Monday, November 30, 2015

Level of Detail Calculations in Tableau Part 3: Distinct Counts

Today, we're going to talk about creating Distinct Counts in Tableau.  Primarily, we're going to focus on how to create them using Level of Detail (LoD) Calculations.  Then, we're going to compare LoDs to Table Calculations (TC) and Basic Calculations (BC) from the perspective of Ease of Creation, Flexibility and Performance.  We will not be covering in-depth how to create the Basic and Table Caclulation versions of the metrics.  COUNTD() is a built-in BC and you can read this post for the TC.  For these analyses, we will be using the Superstore Sales data set repeated 1000 times to create a data set that contains 10 million rows.

Metric 1: Total Distinct Rows

Let's start at the top level.  What if you wanted to know the Total Distinct Count of a field in your data set?
Distinct Rows (LoD)
Since we're looking for an overall Total, we want to use FIXED.  Our calculation in this case is COUNTD().  Let's check out the results.
Total Distinct Rows (LoD)
We can see that we get one number and you can take our word for it that this number is correct.  Now, on to the interesting part.  How does this compare to using BC or TC?  BC would simply require us to use the COUNTD() with no FIXED wrapper, whereas a TC would require us to add the Row IDs to the canvas, then aggregate them out using another TC.  

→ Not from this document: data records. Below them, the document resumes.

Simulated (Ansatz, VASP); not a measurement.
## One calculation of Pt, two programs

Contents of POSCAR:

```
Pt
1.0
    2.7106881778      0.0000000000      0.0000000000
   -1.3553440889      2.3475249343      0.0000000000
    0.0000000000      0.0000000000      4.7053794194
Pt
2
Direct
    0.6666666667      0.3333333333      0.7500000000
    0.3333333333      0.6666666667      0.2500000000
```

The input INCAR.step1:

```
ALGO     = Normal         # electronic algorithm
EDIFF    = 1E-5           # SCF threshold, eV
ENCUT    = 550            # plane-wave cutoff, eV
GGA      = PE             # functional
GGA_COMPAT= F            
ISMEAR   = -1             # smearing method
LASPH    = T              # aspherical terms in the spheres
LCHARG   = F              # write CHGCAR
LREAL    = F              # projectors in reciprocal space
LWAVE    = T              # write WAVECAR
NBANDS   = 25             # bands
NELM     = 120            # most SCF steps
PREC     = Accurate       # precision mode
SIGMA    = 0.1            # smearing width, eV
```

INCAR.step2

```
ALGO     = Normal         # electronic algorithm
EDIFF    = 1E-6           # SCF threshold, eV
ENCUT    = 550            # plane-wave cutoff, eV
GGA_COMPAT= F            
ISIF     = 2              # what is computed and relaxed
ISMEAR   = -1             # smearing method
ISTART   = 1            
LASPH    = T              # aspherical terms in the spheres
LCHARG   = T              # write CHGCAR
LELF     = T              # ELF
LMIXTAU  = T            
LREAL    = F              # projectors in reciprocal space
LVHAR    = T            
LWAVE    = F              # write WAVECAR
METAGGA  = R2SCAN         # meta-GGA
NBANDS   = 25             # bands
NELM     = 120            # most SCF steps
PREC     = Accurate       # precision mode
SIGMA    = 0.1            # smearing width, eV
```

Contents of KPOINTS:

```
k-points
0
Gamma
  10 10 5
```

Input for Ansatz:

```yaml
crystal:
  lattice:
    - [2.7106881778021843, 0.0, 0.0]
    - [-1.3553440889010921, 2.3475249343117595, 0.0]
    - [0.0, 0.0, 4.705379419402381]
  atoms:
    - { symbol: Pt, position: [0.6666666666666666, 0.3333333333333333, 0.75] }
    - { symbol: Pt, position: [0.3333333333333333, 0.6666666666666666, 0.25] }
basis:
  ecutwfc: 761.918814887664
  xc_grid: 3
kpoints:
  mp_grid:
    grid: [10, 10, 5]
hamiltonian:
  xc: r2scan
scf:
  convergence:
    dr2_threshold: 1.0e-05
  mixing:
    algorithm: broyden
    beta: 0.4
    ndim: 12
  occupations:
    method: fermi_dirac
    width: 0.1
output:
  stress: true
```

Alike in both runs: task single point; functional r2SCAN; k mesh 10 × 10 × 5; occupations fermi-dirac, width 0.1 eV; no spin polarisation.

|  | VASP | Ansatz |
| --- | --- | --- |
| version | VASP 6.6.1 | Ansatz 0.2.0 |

From a ease of creation standpoint, BC is by far the simplest because COUNTD() is a built-in function.  LoD comes in second because it's the same calculation wrapped in a FIXED expression.  TC comes very far in last because it requires multiple TCs wrapped around some non-sensical functions (SUM() of a MAX() to be precise).

From a flexibility standpoint, BC and LoD tie for first.  BC would allow you to add any dimensions you want to the chart, but the value will change to represent what's in the chart.  On the other hand, adding a dimension to the chart would not change the LoD.  However, you could change the way you calculate your LoD in order account additional dimensions.  Again, TC come in last because adding a new dimension to the chart would probably require you to update your Compute Using in order to allow for accurate results.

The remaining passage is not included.